The Whisperers Page 19
‘Shura [Aleksandr]! My son!’ I said. ‘We are dying there! From hunger, illness, arbitrary punishments!’
‘So you ran away?’ he asked abruptly, not, it seemed, in his own voice. And his look was different too, it fixed me to the ground.
I remained silent – what could I say? Let it be that way – I was only sorry for Pavlushka. He was just a boy who had come in hope of his brother’s love, and it had turned out so differently!
‘I can only help by sending you back, free of charge, to the place where you came from!’ – those were Aleksandr’s precise words.

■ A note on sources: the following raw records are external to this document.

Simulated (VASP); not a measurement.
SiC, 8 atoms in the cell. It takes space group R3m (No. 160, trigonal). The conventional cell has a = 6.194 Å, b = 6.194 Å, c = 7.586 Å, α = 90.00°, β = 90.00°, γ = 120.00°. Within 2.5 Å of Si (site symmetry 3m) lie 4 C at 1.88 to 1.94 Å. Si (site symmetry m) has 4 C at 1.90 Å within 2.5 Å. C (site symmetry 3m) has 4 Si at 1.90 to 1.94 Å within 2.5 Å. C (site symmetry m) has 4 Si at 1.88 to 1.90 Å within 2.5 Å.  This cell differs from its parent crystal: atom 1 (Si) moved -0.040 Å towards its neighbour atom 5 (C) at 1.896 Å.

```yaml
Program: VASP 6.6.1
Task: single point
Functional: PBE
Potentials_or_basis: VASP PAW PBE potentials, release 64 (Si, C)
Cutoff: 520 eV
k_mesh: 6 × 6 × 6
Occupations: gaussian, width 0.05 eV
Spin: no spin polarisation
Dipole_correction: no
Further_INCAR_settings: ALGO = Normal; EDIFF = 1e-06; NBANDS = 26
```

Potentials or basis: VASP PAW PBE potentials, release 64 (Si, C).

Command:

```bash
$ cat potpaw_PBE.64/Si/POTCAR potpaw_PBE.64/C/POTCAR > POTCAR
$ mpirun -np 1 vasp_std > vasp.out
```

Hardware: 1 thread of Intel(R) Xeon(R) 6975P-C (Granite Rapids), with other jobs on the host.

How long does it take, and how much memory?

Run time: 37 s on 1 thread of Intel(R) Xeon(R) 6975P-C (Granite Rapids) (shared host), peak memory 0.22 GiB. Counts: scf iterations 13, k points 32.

I realized that there was no point in asking, begging, any more. I simply asked him to wait while I went to a friend in Stolpovo, who owed me money, and then, when I returned, he could do what he liked with me. He was visibly shaken.
‘All right, go,’ he said.
At Stolpovo Trifon went to see his friend. They drank together, while Pavlik slept. Then at midnight, the police arrived to arrest Trifon. Aleksandr had betrayed him.82
Four years passed before Aleksandr saw or heard from his family again. During this time, Ivan believes, Aleksandr poured his guilt feelings into his unpublished poetry:
What are you, brother?
How are you, brother?
Where are you, brother?
On what Belomorkanal?
(‘Brothers’, 1933)
In 1935, Ivan went to visit Aleksandr in Smolensk. Having fled the ‘special settlement’, Ivan had spent the past three years living on the run, taking casual jobs in Moscow and other industrial towns, but he yearned to see his native town and he felt the time had come to let his brother know what had happened to his family. The brothers had two brief meetings, at which Aleksandr warned his brother to leave Smolensk: ‘There is nothing for you here,’ he told Ivan. ‘You will find nothing but unpleasantness. For me, by contrast, it is important to live here, where people know me well!’83
At the time, Ivan was full of bitterness towards his brother. But in later years he came to understand the pressures on Aleksandr, his need to remain in a place where people knew and respected him, and where his success offered some protection. Reflecting on his brother’s choices, Ivan wrote with compassion:
Aleksandr Tvardovsky, 1940
I dare say that my visit stirred up guilt feelings and remorse in him. He couldn’t have forgotten the letters he wrote to us in exile, nor his meeting with father at the House of Soviets. I felt sorry for my brother. Whether I liked it or not, I had to recognize that he was a sincere member of the Komsomol and had been so since the 1920s. I now think that Aleksandr saw the revolutionary violence that swept away our parents, brothers and sisters, although unjust and mistaken, as a kind of test, to see if he could prove himself as a true member of the Komsomol. Maybe there was nobody he had to prove this to – maybe he just had to prove it to himself. No doubt he rationalized it in this way: ‘Every kulak is somebody’s father, and his children someone’s brothers and sisters. What makes my family any different? Be brave and strong, don’t give in to abstract humanitarianism and other feelings outside class interests.’ This was his logic: if you support collectivization, that means you support the liquidation of the kulaks as a class, and you do not have the moral right to ask for an exception for your own father. It is possible that in his heart Aleksandr mourned for his family, but it was just one of many kulak families.84
5
The ‘great break’ of 1928–32 destroyed old ties and loyalties uniting families and communities. It gave birth to a new kind of society in which people were defined by their relation to the state. In this system social class was everything; the state promoted ‘proletarians’ and repressed the ‘bourgeoisie’. But class was not a fixed or rigid category. As millions of people left their homes, changed their jobs or moved around the country, it was relatively easy to change or reinvent one’s social class. People learned to fashion for themselves a class identity that would help them advance. They became clever at concealing or disguising impure social origins, and at dressing up their own biographies to make them seem more ‘proletarian’.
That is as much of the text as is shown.